This was Old Delhi: much like the place itself, vaguely impressive in its ability to pull in crowds by promising a spectacle, but unable to handle the ensuing chaos and eventually wilting under the pressure of the occasion.
The Capitals, however, have been nothing like their former selves this season. They no longer resemble the team that qualified for the playoffs only thrice in 11 years before embarking on the current campaign. The rechristened franchise made it to the playoffs this season, only losing Qualifier 2 to CSK on My 10 night.
When Ricky Ponting took over as coach before the beginning of last season, the Australian seemed the kind of man who'd be able to dismantle Delhi's old submissive ways and offer a bolder winning approach -- one that would allow them to compete with the rest and no longer remain a laughing stock.

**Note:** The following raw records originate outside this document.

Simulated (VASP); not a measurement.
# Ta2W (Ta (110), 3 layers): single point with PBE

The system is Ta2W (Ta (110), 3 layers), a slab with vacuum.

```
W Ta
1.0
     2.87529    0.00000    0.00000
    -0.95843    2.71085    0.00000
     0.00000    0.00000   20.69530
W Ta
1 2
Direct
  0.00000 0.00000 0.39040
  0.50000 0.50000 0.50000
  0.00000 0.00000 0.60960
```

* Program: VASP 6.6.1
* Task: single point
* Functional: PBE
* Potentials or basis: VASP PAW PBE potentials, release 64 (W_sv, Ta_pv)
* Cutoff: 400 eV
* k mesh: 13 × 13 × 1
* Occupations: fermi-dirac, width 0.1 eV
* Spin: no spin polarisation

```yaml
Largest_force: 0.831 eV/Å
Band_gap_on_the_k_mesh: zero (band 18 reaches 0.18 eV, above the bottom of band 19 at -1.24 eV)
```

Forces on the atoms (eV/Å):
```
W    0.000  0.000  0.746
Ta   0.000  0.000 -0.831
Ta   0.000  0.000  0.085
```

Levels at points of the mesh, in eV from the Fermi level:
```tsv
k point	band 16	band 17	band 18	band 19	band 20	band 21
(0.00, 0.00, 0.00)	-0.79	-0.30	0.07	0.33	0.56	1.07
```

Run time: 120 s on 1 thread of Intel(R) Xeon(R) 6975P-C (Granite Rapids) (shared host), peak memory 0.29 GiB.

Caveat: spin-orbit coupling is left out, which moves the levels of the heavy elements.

Throughout 2018, though, that turned out to be highly wishful thinking. A visibly spent Gautam Gambhir, who was drafted in as captain in the off-season, was dropped after a string of abject performances with the bat. And soon, in a season of major upheavals, he even lost the captaincy to Shreyas Iyer, and Delhi, not surprisingly, finished dead last.
That is when the owners, the GMR Group and JSW Sport -- the latter picked up a 50% stake in March last year -- decided on an overhaul that included extensive rebranding: a new name, jersey and logo.
JSW's Parth Jindal, who is the Capitals chairman, says the exercise gave birth to a new identity. "I attended a few games at the Kotla last season and the fans were mostly cheering for the opposition. There was no passion, no connect with the home team," he says. "It was clear that Delhi loved its cricket, but not its cricket team. That needed to change."
Jindal, who also owns the Indian Super League club, Bengaluru FC, is known to instill a greater sense of professionalism in his teams -- a rare trait in Indian sport where the owners stay out of matters they know is not their domain.
After coming on board, Jindal made sweeping changes at the management level, letting go of people who had been around since the franchise's inception. "All of them were well-meaning, but they looked jaded - we needed fresh faces."
The rejig has led to a newfound fervour among fans. In an age where most of the fan engagement happens through social media, the Capitals have doubled their Instagram followers in the last year. Official merchandise sales are up 30% and the team is playing in front of packed houses -- most of their home games this season were sold out.
None of that, of course, would have mattered had their cricket this year floundered like seasons past.
Ponting has often stressed on winning 'moments', thriving at crucial junctures that swing T20 games. Just like Kagiso Rabada's immaculate yorker to remove Andre Russell in a wildly fluctuating super over some weeks ago or Rishabh Pant's unlikely composure to finish off the Rajasthan Royals in Jaipur last month.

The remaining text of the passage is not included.